I agree with [Ruby] wholeheartedly on one point: The traditional restaurant critic is not dead—though I think the wise critics will respond to the Internet era by retooling themselves more as teachers rather than stubbornly digging the trenches to defend their traditional turf. This battle is not one of content, but of exposure and access. Good, knowledgeable food writers will always draw the most readers. The difference is that they no longer need the backing of an editorial board to make it happen.
DOMINIC ARMATO Phoenix, Arizona
Had dinner tonight at a Thai place. It was awful. Checking various online “reviews” from random nobodies, I was amused to see that I’d just eaten in Seattle’s “best ever,” “never going to eat Thai anywhere else,” and “AWESOME!!” restaurant. Lesson learned? Random people don’t know the difference between terrifically prepared Thai food and a lukewarm plate of overcooked crap. I’ll put my faith in the pros over the masses anytime. At least they have a reputation to uphold.
DUNCAN HOWARD SEATTLE, Washington
CHICAGO ASKS, FACEBOOK RESPONDS
“What’s your favorite building in Chicago?”

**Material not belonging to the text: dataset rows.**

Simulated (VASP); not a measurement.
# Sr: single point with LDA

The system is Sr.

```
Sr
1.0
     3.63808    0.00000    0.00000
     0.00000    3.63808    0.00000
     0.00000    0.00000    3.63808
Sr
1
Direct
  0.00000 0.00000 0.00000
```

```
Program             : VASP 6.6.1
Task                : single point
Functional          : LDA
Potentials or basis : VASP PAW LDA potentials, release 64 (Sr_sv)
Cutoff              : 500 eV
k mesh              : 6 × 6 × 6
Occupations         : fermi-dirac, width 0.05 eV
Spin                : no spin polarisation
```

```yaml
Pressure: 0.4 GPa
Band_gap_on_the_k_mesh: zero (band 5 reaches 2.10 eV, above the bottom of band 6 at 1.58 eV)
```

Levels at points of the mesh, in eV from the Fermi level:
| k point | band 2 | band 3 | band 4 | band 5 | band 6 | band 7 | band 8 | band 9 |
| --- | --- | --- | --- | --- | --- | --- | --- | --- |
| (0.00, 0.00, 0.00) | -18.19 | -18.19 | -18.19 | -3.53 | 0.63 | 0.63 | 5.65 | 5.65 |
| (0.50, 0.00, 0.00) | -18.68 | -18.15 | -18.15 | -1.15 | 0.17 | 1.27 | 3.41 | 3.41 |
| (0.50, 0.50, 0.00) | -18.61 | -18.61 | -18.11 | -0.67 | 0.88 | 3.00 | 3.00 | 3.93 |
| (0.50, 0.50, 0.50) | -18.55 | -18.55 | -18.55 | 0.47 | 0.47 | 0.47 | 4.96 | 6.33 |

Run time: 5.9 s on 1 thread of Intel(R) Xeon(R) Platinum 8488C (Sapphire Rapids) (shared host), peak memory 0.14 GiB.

Sears (Willis) Tower. Every time I came home from deployment to another country, I always was looking for the tower in the distance!
—RICHARD URBAN
I have a new favorite every time I go to Chicago. Great architecture. Beautiful city!
—SUSAN PERKINS
Sears Tower, Standard Oil Bldg and of course, Marshall Fields on State Street. Nuff said . . .
—TOM O’TOOLE
Carbon & Carbide, Tribune Tower, Wrigley Building, Civic Opera . . . in that order. 🙂
—DAYNA SCHICKEDANZ
Monadnock, you poseurs.
—JOE CARUSO
The Chicago Temple Building is impressive, but I’ll go with Trump bc i got engaged there.
—ZACH UTTICH
My favorite is Trump Tower. That building is fantastic.
—JERRY SKOVIE
United Center! Go Bulls!
—MAESTRO ELMELLIO
ON CALLING IT THE SEARS TOWER
We retain original business names, just as we keep our own names instead of changing them every time we move or get a new job, because we need to remember who we are and where we came from. Building names are part of a city’s identity, developed over decades or centuries. History trumps vanity every time, as well it should.
—WEBDIVA
For our list of Chicago’s top 40 architectural wonders, go to chicagomag.com/40buildings.
CORRECTIONS
>> In our October 2010 ranking of public elementary schools [Winning Combinations], we failed to include the two schools from Avoca School District 37 in the Cook County charts. Avoca West Elementary School in Glenview should have been ranked fourth, and Marie Murphy School in Wilmette should have been ranked seventh. We have updated the online version of the school charts at chicagomag.com/cookcoschools to correct that oversight.
>> The list of Chicago’s OMG moments [“Mouth Wide Open,” Top 40, November] incorrectly stated that the White Sox sported uniforms with shorts only once, in a game against the Kansas City Royals. The team actually wore the shorts three times during the 1976 season.